As we discussed in 2013: Year in Review, the past year was kind to equity investors, particularly those invested in US stocks. 2013 was the best year for the S&P 500 since 1997, thanks to record corporate earnings, increased confidence among investors and consumers, and record low levels of debt obligations for Americans. Quantitative easing, on the other hand, is not (in our opinion) driving appreciation in the US stock market, no matter what you hear on CNBC or from your friends. But with the S&P 500 surging well past its pre-recession high of 1,560, people are wondering: Is this just a cyclical bull market within a secular bear market that has yet to end, or are we now in the early stages of a long, secular bull market?
Beginning of a bull or a bubble waiting to burst?
A secular market cycle occurs over a longish period of time, typically 10 to 30 years. From late 1998 to early 2009 we were in a secular bear market for stocks, just as we were in a secular bull market from late 1982 to early 2000. Cyclical market cycles are shorter, typically 3 to 7 years, and occur within secular market cycles. For example, within the most recent secular bear market was an undeniable cyclical bull market from 2003-2007. Back then people speculated that we were already starting a new secular bull market, after stocks rose from the ashes of the dot-com collapse and the fall of Enron. But once housing prices and the credit markets went down the tubes, it became clear that bearish days lay ahead.

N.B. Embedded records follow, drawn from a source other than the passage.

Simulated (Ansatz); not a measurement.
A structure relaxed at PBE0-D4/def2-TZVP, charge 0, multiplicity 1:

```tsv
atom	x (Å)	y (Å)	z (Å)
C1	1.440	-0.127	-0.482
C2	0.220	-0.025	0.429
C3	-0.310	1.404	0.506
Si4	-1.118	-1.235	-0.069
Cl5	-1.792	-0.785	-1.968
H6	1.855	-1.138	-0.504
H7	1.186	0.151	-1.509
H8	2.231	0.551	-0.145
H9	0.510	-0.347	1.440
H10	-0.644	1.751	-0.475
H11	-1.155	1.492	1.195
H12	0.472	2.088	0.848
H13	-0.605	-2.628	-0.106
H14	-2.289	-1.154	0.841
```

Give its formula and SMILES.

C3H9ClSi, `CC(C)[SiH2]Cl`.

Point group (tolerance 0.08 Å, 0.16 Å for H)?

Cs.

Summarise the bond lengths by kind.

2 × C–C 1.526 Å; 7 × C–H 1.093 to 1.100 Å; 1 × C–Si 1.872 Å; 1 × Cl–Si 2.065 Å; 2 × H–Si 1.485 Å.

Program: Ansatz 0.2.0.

To many investors, the past 4 years feels like 2003-2007 all over again—a cyclical bull market head fake within a secular bear market that has yet to end. Some people are waiting for the next “bubble” to burst while others think the stock market is being “artificially” inflated by QE dollars and will deflate when the Fed finishes tapering. There are some who believe that rampant inflation will debase our currency and punish stock investors, and of course there are those who argue that the market is “due” for a major drop after four years of strong returns.
While the “doom and gloomers” shout ever louder even as their ranks dwindle, more investors are starting to believe that we are in the early years of a long, secular bull market. While we neither agree nor disagree with this assessment, as we prefer to avoid predicting the future, we do think there are some compelling arguments to be made for the secular bull case. One of the strongest is the flow of money into and out of mutual funds, which is a good proxy for how individual investors (the “dumb” money) are allocating their funds.
Typically, non-professional investors “chase performance,” buying what has recently done well and selling the underperformers. Because investment performance tends to “revert to the mean” (meaning both over- and underperformance tend to average out over time), these amateurs end up buying high and selling low. Thus, doing the opposite can often be a lucrative strategy.
True to form, individual investors have recently been shooting themselves in the foot. According to TrimTabs, which follows money flows, investors moved $1.2 trillion into bond funds from late 2006 through the end of 2012, while simultaneously taking $600 billion out of equity funds over the same period. While bond investors initially did well, they finally got creamed in 2013 as interest rates rose sharply. As it will probably turn out in retrospect, last year was the end of the longest secular bond bull market in history, one that began in 1982 and lasted nearly 31 years. Not surprisingly, individual investors jumped most heavily into bonds during the final 20% of this great bull market.
If 2009 represented the start of a new secular bull market for stocks, individual investors are behaving as expected. It wasn’t until last year that amateurs started buying stocks and selling bonds, 4 years after the S&P 500 bottomed and subsequently rose +150%. But it was a trickle rather than a deluge: in 2013, investors bought about $352 billion of equity mutual funds (and ETFs) while selling about $86 billion of bond funds. That $86 billion represents only 7% of the amount that flowed into bonds over the past 6 years, while the $352 billion in stock purchases only puts these investors halfway back to where they were in 2006.
After watching their beloved bonds return +25% during the same 4 years that stocks grew +150%, and lose -2% in 2013 while US stocks gained +32%, the “Great Rotation” from bonds into stocks may finally have begun. Demand from funds shifting from bonds into stocks—along with money moving from low-yielding bank deposits (which alone have grown about $3 trillion in the past 5 years) into riskier investments—could continue to propel the stock market for many years to come. In addition, as the economy continues to improve, investors will be earning ever more cash that will eventually need to find a home, with stocks continuing to gain favor over bonds.
Keep expecting the unexpected
We can speculate on the future of the stock market and the economy all we want, and the truth is that no single indicator or event is going to determine what happens from here. It will be a series of events that shape the future, some of which are not only unknown but also unforeseeable. There will probably be more natural disasters and foreign debt problems over the next decade of two, just as there will be more earnings surprises in both directions that will move stock prices.
We will continue to monitor the events of 2014 keep you posted on the most important ones as they transpire, and we hope you’ll direct any questions, comments or suggestions our way so we can continue delivering information that is of value to you as you make important financial decisions.
Until next week,
Dr. Ken Waltzer MD, MPH, AIF®, CFA, CFP®
Founder and President – Kenfield Capital Strategies (KCS)
Director of Business Development – Kenfield Capital Strategies (KCS)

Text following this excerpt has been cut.